A further reason why these two teachers are not entitled to relief at this time is because they have not even requested the Board to give them their final and formal hearing originally scheduled for February 13, 1968. Before that time came they brought the matter to this court. Thus they have not been fired by the School Board. This is not to say that if federal rights were being flagrantly violated state administrative remedies must be exhausted before petitioning a United States Court. Here no federal rights of these teachers have been violated and under the particular facts of this case their appeal to this court is premature.

Also, the case made against Chief Shepard on paper falls down on proof. The court finds that Chief Shepard has made none of the threats alleged in the complaint. The evidence shows that Chief Shepard did undertake the collection of fi fas for unpaid city taxes, but he could hardly be expected to withhold this performance of legal duty on his part pending demonstrations.

This leaves only the counterclaim of defendants for injunctive relief against plaintiffs restraining them from violating state laws in reference to blocking traffic, failing to obey the lawful orders of traffic officers, GA.CODE ANN. 68-1602, and conspiring to violate Georgia's compulsory school attendance law, GA. CODE ANN. 32-2104, and interrupting or disturbing public schools, GA.CODE ANN. 26-6913.

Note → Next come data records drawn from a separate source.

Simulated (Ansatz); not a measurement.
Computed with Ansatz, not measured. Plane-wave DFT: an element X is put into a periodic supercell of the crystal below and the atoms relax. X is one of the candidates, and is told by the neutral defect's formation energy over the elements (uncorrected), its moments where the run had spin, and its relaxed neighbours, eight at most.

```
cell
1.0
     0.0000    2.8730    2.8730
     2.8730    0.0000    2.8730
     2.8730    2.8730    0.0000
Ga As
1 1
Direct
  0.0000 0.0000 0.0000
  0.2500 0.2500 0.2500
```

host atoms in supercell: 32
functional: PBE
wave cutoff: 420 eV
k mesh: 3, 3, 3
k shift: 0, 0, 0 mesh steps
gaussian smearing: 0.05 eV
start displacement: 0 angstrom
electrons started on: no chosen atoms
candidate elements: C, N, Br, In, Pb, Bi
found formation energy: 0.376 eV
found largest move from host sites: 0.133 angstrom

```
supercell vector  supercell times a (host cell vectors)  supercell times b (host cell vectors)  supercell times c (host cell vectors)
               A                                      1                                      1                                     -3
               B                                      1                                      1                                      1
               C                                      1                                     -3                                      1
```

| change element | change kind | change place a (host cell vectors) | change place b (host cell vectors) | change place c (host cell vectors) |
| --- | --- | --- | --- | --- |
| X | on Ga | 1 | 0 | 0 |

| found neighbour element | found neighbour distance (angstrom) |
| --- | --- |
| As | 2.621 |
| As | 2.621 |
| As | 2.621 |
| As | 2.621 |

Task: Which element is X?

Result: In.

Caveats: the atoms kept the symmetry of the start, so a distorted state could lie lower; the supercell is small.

However unlawful under state law the alleged conduct of plaintiffs may be (and the court finds that some of them did intentionally lie down in the street in front of school busses in order to interfere with the operation of the busses and that some of them did intentionally encourage children not to attend the public school), such conduct would not give the defendants in this case a cause of action in a United States Court for injunctive relief. This is so because such conduct, though a conspiracy, does not amount to a conspiracy purposefully to deprive others of equal protection of the laws and because there is no federal right in city or county officials to be protected in performance of their county or municipal duties and because there was no state action. The plaintiffs in this case, who would be defendants in such an action, are private persons and it is still the law that the Fourteenth Amendment and the statutes enacted pursuant to it, including 42 U.S. C.A. § 1985, apply only where there is state action. See Congress of Racial Equality v. Clemmons, 323 F.2d 54 (5th Cir. 1963). Whether or not these defendants might legally seek such injunctive relief by way of counterclaim when they could not do it by original complaint it is not necessary to decide (see Kelly v. Page, 335 F.2d 114, 118 (5th Cir. 1964)), because even granting arguendo that this court would have jurisdiction to grant such relief upon counterclaim the evidence shows and this court finds and concludes that no such relief is necessary. As stated in Collins v. Hardyman, 341 U.S. 651, at 662, 71 S. Ct. 937, at 942, 95 L. Ed. 1253, at 1260: "* * * *195 [Georgia] courts are open to * * * [defendants] and its laws offer redress for their injury and vindication for their rights." To quote from Congress of Racial Equality v. Clemmons, supra, at 55: "Moreover, this unusual federal action (the counterclaim) is in an area that is essentially one of State responsibility the preservation of public order; and there is no lack or breach of peace statutes in * * * [Georgia]."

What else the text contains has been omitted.